There’s a cold drizzle falling in Burnaby, where the sky has been overcast all day. Now, with almost theatrical gloom, crows have started circling, climbing in menacing gyres above HSBC’s brand new global software development centre, the five-storey, 146,000-square-foot building it has dubbed Discovery Green.

But despite the ominous portents outdoors, inside the atmosphere is anything but bleak. The alphabet soup of HSBC CEOs, CTOs and VPs are all smiles as they assemble for the ribbon cutting, preparing to unveil the global nerve centre where nearly 900 software designers will co-ordinate the technology infrastructure of the global banking giant.

“We’re developing a worldwide suite of software that we’re putting in 87 different countries,” Ken Harvey, HSBC’s chief technology and services officer, says after the ceremony. “It was important for us to pick an air traffic control centre for design, and Burnaby is that centre.” The new building is part of a five-year, multibillion-dollar effort by HSBC to integrate all data and applications into a seamless set of programs. A holy grail of global IT, the integration promises to cut costs and put more power in customers’ hands.

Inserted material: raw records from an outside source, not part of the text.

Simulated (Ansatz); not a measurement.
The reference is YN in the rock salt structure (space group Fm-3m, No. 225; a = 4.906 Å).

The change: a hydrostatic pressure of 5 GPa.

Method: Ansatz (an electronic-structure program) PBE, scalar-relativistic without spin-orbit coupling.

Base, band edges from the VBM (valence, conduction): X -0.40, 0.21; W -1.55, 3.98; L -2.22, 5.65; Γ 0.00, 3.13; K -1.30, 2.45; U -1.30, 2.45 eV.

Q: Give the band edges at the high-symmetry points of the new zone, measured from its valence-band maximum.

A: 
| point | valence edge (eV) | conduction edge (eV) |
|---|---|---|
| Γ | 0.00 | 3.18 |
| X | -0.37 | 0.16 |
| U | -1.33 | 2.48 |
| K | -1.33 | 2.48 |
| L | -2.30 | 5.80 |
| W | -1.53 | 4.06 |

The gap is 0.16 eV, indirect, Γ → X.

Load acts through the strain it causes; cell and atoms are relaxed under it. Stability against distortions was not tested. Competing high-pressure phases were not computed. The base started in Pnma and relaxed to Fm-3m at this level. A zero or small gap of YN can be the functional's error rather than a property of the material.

But IT wizardry aside, the shining star today – despite her sombre winter vestment – is Metro Vancouver. HSBC runs 26 software development shops in India, China, Brazil and elsewhere. The decision to make Vancouver the epicentre for all of those operations was less about dollars and cents than about the city’s significant geo-cultural cachet, which remains strong even in an era of continued outsourcing and economic downturn.

“In Vancouver it’s very easy to recruit people who are really proficient on the technical side and also able to speak multiple languages,” Harvey says. “And we can get people to move here very easily.”
The city’s strong international disposition, plus a workforce equipped with both IT and business sense, ensures a uniquely competitive profile, concurs Ron Cenfetelli, who teaches information technology at UBC’s Sauder School of Business. “Sure you can outsource coding and programming, but good use of IT requires people who know how to bridge business needs with IT capabilities,” he says. “That’s a lot harder to outsource to India.”

IT insiders are hopeful that other players will follow HSBC’s lead. “Our tech sector is solid, and we’re growing despite the recession,” says Cenfetelli’s Sauder colleague Thomas Hellmann, a professor who monitors B.C. technology companies. “HSBC clearly looked around the world before setting up this centre, and the fact that we can attract that kind of operation means we’re moving up the quality ladder.”

The move further cements Vancouver’s position as a Pacific Rim hub for the world’s fifth-largest bank, whose origins can be traced back to Hong Kong and Shanghai in 1865. Bucking the common perception of Toronto as the centre of Canada’s financial universe, HSBC chose Vancouver for its head office when it established a Canadian subsidiary in 1981.

Back at the ribbon cutting, bands of rain are lashing the gleaming new windows. Impervious to the dreary weather, a pair of HSBC managers visiting from Scotland since last week gets teary-eyed about their impending departure. “Vancouver’s recognized worldwide as one of the best cities in the world to live in,” says Bryan Leitch, who runs credit and debit card operations in the U.K. “You could get anybody to come here.”